Monday, June 25, 2007

There is a right way to do things, and a wrong way to do things. 

Ironically, due to recent events involving Venezuelan students I haven’t gotten around to an item that will impact future university students – the decision by the Venezuelan government to eliminate the Academic Aptitude Test which is what determines who is eligible to enter universities in Venezuela. The test is roughly comparable to the S.A.T.s in the United States and, as can be seen from this advertisement, like the S.A.T. has spawned its own exam preparation industry:

This year it was administered for the last time to about 100,000 graduating high school students.

Higher education, despite what a casual observer might think, has long been an elite bastion in Venezuela. Despite there being a number of large, and well funded, public universities the vast majority of higher education students in Venezuela come from the upper classes. It doesn’t take much more than a short stroll through the parking lot at the Universidad Central de Venezuela for one to realize that.

In fact, Hector Rodriguez, one of the students who spoke in front of the National Assembly two weeks ago gave a stunning statistic – while 80% of Venezuelan high schools students attend public schools and only 20% attend private schools 80% of Venezuelan university students attended private high schools and only 20% public schools. While I can’t confirm that statistic if it is even partially true it is stunning and shows the huge inequality in access to higher education in Venezuela.

Clearly, this is an unacceptable situation – not just for the hundreds of thousands of poorer Venezuelans who are left out but for Venezuelan society as a whole. No society can be healthy with such a high degree of inequality and clearly the Chavez government is right to want to change it.

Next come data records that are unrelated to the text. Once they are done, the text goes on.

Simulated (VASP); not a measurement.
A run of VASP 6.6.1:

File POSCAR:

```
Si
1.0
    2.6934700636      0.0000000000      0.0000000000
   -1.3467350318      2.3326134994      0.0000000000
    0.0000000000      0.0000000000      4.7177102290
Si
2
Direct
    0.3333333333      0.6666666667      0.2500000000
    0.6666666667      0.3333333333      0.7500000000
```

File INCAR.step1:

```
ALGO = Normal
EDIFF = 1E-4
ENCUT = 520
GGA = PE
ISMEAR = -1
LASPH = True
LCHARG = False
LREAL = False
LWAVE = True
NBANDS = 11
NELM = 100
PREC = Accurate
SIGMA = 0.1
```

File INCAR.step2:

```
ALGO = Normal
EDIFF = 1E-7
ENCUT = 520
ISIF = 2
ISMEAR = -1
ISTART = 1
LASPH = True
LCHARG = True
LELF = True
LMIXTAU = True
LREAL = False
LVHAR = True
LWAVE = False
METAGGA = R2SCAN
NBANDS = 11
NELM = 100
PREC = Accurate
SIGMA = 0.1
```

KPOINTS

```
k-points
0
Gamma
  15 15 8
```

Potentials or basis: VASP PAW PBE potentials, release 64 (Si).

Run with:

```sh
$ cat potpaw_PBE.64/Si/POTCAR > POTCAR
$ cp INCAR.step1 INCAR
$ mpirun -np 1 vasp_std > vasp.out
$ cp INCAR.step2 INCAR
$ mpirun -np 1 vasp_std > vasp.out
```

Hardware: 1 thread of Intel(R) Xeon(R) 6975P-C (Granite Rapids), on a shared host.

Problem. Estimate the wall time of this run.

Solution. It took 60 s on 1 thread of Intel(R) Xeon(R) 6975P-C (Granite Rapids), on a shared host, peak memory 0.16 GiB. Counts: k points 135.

However, there are right ways to do things, and wrong ways. In eliminating the Academic Aptitude Test the government has clearly chosen the wrong way. Sure, in one sense, the problem will be solved as probably more poor people who haven’t had access to quality education will now be able to attend universities. Hopefully they will graduate from the universities and go on to a prosperous and fulfilling career.

But a university diploma isn’t a piece of paper – it is a body of knowledge. If that knowledge is watered down because university students are less prepared then that piece of paper become worth less, both to its recipient and to society as a whole. Sure students will at least initially be happy to receive that piece of paper but if their education has been devalued they will quickly find they have been deceived. The fact is, in thinking about this “solution” to a very real problem, it quickly becomes obvious it is a quick and cheap fix that is in reality no fix at all.

In reality it is laziness and lack of imagination on the part of the government because there are REAL solutions to this problem. Rather than eliminating this test because it is an obstacle to the poor why not improve the poor’s education so that they perform as well as anyone on it?

There are many ways that could be done. For example, it is well known that the poor suffer from inferior schooling starting in elementary school. One idea would be to require all university students in the country to work with two or three elementary students and give them tutoring for say 10 hours a week. To make sure the university students take this seriously MORE testing could be implemented for the elementary students. If the young elementary students don’t pass their end of year exam then the university student responsible for tutoring them won’t be allowed to continue with the next year of their classes.
Of course this is just one idea and it may or may not turn out to be workable. But the point should be clear; if the government thinks hard and implements some innovative policies it should be able to remedy the great wrong of educational inequality while at the same time ensuring the type of high quality education that Venezuelan students will need if they are successfully make their way in the world. Short cuts like eliminating Academic Aptitude Test just won’t work.